Since I started my career about 25 years ago, data warehousing and the analytics tools it supports have come a long way. From the early days of relational database management systems (RDBMS) to the launch of high-performance analytics appliances and the emergence of cloud-first systems, each era has created new opportunities, solved old challenges, and produced a few of their own.
Each era has not replaced the previous. Instead, evolution has happened on a continuum. While many businesses have moved to the cloud, today many others are running analytics appliances and using RDBMS and the like. With this in mind, let’s take a look at the past, present, and future of data warehousing. This is a good opportunity to benchmark your own progress, to see where you are and think about the next best steps to meet the unique data and analytics needs of your enterprise. Let’s get started.
In the beginning, we had transactional systems
I started my career programming mainframes. These were self-contained systems with data, compute, and an application all in one monolithic system. Data wasn’t coming from everywhere in different formats. Instead, it all had to fit into one structure. Life was simpler, and it was good. But change was on the horizon.
Along came relational database management systems. This was data warehousing 1.0. These early rounds of data warehousing in the 1990s sought to take transactional databases—like Oracle, SQL Server, MySQL, and PostgreSQL—and bend them to the will of an aggregate-aware data warehouse. Since it took a lot of effort to do this, the database administrator (DBA) became a critical role for organizations. That’s because it took a lot of advanced skills and activities like partitioning, indexing, striping, and clustering to get the benefits of an RDBMS system into a data warehouse.
This effort solved a lot of problems with monolithic systems. Companies began to bring in other sets of data from different counterparties and transactional systems and build out data warehouses. And again life was good. Companies had a single view of their world. But these databases were expensive. Only the biggest companies could afford them, and they were complex and rigid in their approach. Over the years, these systems got bolted onto. The first year they ran really well, but they became slower and more complex with each passing year.

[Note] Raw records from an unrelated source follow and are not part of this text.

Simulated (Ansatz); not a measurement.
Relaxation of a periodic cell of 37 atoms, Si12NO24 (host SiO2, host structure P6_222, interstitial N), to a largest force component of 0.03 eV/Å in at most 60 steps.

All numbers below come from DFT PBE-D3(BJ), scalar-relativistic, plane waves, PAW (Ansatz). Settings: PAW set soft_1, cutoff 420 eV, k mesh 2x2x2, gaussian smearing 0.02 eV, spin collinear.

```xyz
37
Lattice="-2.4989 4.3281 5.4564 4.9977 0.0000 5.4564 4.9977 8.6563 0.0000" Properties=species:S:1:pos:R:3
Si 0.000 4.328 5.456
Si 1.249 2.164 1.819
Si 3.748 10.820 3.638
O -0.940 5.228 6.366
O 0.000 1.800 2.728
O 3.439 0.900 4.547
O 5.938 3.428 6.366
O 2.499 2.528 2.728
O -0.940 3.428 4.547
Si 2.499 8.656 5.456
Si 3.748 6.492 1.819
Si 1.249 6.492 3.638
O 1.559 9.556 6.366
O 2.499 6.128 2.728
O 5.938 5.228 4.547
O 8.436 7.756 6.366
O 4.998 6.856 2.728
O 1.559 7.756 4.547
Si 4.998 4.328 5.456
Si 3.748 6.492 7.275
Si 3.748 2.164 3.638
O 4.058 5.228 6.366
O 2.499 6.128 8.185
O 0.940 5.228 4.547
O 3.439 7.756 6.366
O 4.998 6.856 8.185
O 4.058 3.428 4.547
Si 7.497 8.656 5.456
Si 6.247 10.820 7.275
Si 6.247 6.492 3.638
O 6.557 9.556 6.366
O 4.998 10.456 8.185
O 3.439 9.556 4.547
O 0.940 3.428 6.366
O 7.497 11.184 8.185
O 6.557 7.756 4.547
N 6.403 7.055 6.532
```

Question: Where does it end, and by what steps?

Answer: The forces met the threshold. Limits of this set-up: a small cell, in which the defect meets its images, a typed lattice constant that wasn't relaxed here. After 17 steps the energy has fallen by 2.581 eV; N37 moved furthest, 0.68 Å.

The early 2000s and the age of appliances
In the early 2000s, vendors started offering purpose-built data warehouse appliances, and the two rock stars were Teradata and Netezza. Instead of buying a piece of hardware that required a lot of configuration and tuning to extract data warehouse benefits, these appliances came preloaded. They were aggregate aware, they had multiple parallel processing, and they had GPU accelerators to make accessing information much faster for users. This eliminated the need for extensive DBA skills. And the appliance could be up and running in days versus the weeks or months it took to enable older infrastructure.
And, again, life was good. People began using these appliances for analytics purposes – to rapidly access structured data and queries. Unlike RDBMS approaches, analytics appliances introduced the concept of ELT: Extract data, load it raw, and let the system do the transformation. For example, Netezza allowed companies to load large sets of data, and over time Netezza would self-tune the database, identifying usage patterns and delivering relevant reporting to users.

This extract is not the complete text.